National Park Service employees in Grand County are winterizing park campgrounds and trails after an unusual 2013 fall season. The financial costs of the unexpected partial shutdown of the Federal Government in October are still being felt by communities that cater to tourists.
It is estimated Utah suffered a loss of $30 million in tourism money. The impact of the closure is still being felt by employees of the state's national parks who are trying to catch up on work that piled up during the shutdown.
"During the shutdown it was really challenging," said Sharon Kienzle, Operations Manger for the Moab Information Center.
The center operates through support from the Canyonlands Natural History Association which oversees the scientific and education efforts of the National Parks Service, the Bureau of Land Management, and the U.S. Forest Service. The information center manages the national park retail stores in Grand County. Federal employees from Arches National Park and Canyonlands National Park were reassigned for two weeks to work at the information center to help answer questions about other sites in the area.
"It was actually a good thing," said Keinzle.
An average day of visitation at the information center in October is around 500 people. Because tourists were unable to visit the national parks, the center was visited by as many as 1,500 people each day during the closure.

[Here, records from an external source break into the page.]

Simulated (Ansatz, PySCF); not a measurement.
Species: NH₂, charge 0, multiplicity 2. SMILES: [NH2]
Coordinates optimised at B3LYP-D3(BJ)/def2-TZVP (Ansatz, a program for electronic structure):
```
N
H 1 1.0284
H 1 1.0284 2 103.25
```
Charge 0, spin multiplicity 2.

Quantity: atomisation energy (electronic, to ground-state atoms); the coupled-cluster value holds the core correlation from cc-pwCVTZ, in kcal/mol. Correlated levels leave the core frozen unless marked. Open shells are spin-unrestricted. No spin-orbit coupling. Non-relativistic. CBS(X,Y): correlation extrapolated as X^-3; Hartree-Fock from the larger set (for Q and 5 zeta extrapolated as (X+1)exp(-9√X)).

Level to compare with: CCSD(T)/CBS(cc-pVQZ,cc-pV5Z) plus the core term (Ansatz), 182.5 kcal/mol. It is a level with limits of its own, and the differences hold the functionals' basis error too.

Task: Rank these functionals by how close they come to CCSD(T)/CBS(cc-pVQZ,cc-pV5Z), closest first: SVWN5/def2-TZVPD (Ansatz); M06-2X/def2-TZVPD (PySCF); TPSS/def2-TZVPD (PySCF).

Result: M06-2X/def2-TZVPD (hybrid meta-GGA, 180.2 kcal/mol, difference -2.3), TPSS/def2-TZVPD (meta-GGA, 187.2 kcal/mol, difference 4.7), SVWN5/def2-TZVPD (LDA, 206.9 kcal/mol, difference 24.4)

"It was an amazing experience," said Keinzle. "A lot of visitors coming in were very disappointed that the parks were closed, but we could steer people to see scenery in places they wouldn't normally visit."
Directors of the Moab Information Center said they could experience an increase of visitors coming to the center in the future because of the closure. As word gets out about some of the less known sites in Grand County, they said more tourists will turn to the center for help in locating unusual areas near Utah's National Parks.